Conversion from/to UTF-16 works as well, however, the behavior might be somewhat unexpected.
Keep this in mind when attempting to read a UTF-16 file in Hive. If your file doesn't satisfy above conditions you can consider converting your file to UTF-8 using for example iconv with the "-f UTF-16" or "-f UTF-16LE" options, or convert/create input files programmatically to satisfy above conditions.
Related articles: Hive table with UTF-16 data
Note: All tests were done on a HDP-2.4.0 cluster running Hive-1.2.1.
Created on 12-09-2016 02:15 PM
This is a very helpful post; thank you for creating it.
I have some more questions, though.
Firstly I could not find this information in the documentation. Specifically I'd like a valid list of the encodings that are supported. We have a lot of legacy data, some of which is in the Windows-1252 (alias CP-1252) character encoding. It would be great if we could see that as it is meant to be.
Secondly, this shows how to see data that is encoded in a particular character set. We would like to get everything converted to UTF-8 ultimately. Can we do this by create ... as select ..., with the source being a table with encoding set to WIndows-1252 and the target set to UTF-8, or will the data still look mangled in the new UTF-8 table?
Created on 12-10-2016 06:23 AM
Hi @Ron Ballard, the list of encodings depends on what's installed on your machines. You can list them using for example "iconv -l". CP1252 is installed on Hortonworks Sandbox and has another 2 aliases:
$ iconv -l | grep 1252 CP1252 MS-ANSI WINDOWS-1252
Regarding your second question, the answer is Yes, and that's exactly what I'm doing above. "city" is using the default UTF-8 encoding and city_sjis is in SJIS:
create table city as select * from city_sjis;
Created on 01-05-2017 01:54 PM
Hi Predrag,
We are using MultiDelimitSerDe that as far as i understand is built on top of LazySimpleSerDe it looks like the serialization.encoding param does not have any effect.

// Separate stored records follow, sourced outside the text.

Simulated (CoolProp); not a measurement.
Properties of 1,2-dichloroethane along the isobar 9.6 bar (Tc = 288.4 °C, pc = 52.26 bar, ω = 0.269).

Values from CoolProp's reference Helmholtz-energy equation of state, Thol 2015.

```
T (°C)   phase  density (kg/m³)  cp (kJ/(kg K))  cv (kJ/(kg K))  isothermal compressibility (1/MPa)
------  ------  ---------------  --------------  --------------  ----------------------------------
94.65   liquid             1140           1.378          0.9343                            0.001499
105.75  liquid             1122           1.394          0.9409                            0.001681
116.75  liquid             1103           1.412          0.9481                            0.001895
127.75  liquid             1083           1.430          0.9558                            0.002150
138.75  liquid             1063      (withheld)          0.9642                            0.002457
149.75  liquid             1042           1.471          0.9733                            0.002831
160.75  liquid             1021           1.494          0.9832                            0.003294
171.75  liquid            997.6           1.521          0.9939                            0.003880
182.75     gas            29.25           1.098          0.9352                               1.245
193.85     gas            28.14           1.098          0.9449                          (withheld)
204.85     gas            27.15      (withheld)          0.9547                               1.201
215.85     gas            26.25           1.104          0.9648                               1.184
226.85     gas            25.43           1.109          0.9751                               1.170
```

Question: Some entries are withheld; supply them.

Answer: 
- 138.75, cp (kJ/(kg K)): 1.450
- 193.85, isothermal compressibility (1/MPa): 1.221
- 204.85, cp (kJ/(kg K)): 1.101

File encoding is: ISO-8859 text
what ever encoding i place into SERDEPROPERTIES does not have any effect...do you know maybe what might be the issue?
we are using hortonworks hdp 2.5.0.0 and the table ddl is as follows:
CREATE EXTERNAL TABLE IF NOT EXISTS INVOICES_1 ( list of columns) PARTITIONED BY ( columns) ROW FORMAT SERDE 'org.apache.hadoop.hive.contrib.serde2.MultiDelimitSerDe' WITH SERDEPROPERTIES ( "field.delim"="||", "serialization.encoding"="ISO8859_1") LOCATION 'file/location' tblproperties("skip.header.line.count"="1");
Regards,
dalibor